Ag News

Georgia cattlemen initiate feasibility study

A group of cattlemen in the state of Georgia think enhanced producer control might mean opportunity for one of Georgia's largest commodities are looking at the supply chain to decide if there’s a better way to “finish” cattle here to give local farmers the opportunity to grow the estimated $3 billion industry. 

The Georgia Cattlemen’s Association (GCA), along with Georgia Farm Bureau (GFB), Georgia EMC, the Georgia Department of Agriculture, AgGeorgia Farm Credit, AgSouth Farm Credit and Southwest Georgia Farm Credit have commissioned a feasibility study to determine if statewide finishing and processing facilities—in which local cattlemen could own an interest—makes strong economic sense. The University of Georgia’s Center for Economic Development and Agribusiness is conducting the study.

Currently, Georgia’s cattlemen typically ship their herds to feedlots in the West, so the cattle can grow to an acceptable market size. The finishing process grows a cow by about 450 pounds and typically lasts between 120 and 180 days, helping to ensure a high-quality product for beef consumers. Cattle are raised in all 159 counties in Georgia.

“We think that financially, the opportunity to maintain ownership in the downstream process may make sense for area cattlemen,” said Will Bentley, executive vice president of the Georgia Cattlemen’s Association. “Eliminating the cost of shipping cattle out of state, combined with giving farmers the opportunity to own a share of the finishing process, could benefit Georgia's cattle industry. The feasibility study will help us understand if we are on track.” 

GFB’s contribution to the study is part of the organization’s Harvest 20 Vision.

“Beef cattle are raised in every Georgia County, so a Georgia Grown Beef brand has tremendous potential to impact Georgia’s ag economy,” GFB President Gerald Long said.

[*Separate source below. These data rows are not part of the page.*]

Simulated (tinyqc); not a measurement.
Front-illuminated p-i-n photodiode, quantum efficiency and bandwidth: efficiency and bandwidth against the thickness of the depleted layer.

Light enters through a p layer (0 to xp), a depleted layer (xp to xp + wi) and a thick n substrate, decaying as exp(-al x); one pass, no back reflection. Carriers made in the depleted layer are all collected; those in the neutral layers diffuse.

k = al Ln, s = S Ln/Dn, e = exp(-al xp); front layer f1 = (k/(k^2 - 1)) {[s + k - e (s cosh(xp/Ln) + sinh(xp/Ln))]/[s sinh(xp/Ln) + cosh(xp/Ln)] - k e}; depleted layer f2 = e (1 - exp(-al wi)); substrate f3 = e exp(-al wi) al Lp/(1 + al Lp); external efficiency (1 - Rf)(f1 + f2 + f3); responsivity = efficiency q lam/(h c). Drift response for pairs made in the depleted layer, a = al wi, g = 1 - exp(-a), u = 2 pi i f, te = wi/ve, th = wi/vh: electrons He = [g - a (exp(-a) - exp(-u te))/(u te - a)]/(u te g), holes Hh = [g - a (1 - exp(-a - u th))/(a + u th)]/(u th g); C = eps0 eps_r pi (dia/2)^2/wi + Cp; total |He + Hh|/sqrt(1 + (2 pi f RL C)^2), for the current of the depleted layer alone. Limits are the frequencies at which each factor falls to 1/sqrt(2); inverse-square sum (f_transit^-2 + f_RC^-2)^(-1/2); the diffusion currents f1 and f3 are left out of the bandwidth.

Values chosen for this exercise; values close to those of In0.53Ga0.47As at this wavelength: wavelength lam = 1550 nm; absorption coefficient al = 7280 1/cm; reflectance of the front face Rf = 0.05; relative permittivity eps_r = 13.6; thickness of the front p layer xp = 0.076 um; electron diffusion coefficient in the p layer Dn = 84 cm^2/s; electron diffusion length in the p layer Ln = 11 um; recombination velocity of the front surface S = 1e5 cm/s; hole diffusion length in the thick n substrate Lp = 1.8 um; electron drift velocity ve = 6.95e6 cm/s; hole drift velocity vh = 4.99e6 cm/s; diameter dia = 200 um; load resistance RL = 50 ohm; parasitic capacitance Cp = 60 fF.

During the GCA Convention, beef producers heard how similar plans have boosted growers of other agricultural commodities.

“We’ve seen vertical integration work in agriculture for a variety of row crops and other commodities and so we think there is the possibility that with the right business model, it could help grow Georgia’s cattle industry,” said Richard Monson, president of Southwest Georgia Farm Credit.

The feasibility study is expected to be complete during the fall of 2018.

“We’re looking at this as a way to grow agriculture, the cattle business, and to create jobs in Georgia’s rural communities,” said Keith Kelly of Kelly Products and Farm View Market, located in Madison, Georgia. “This is just the beginning - the study will help us determine if we should keep moving forward.”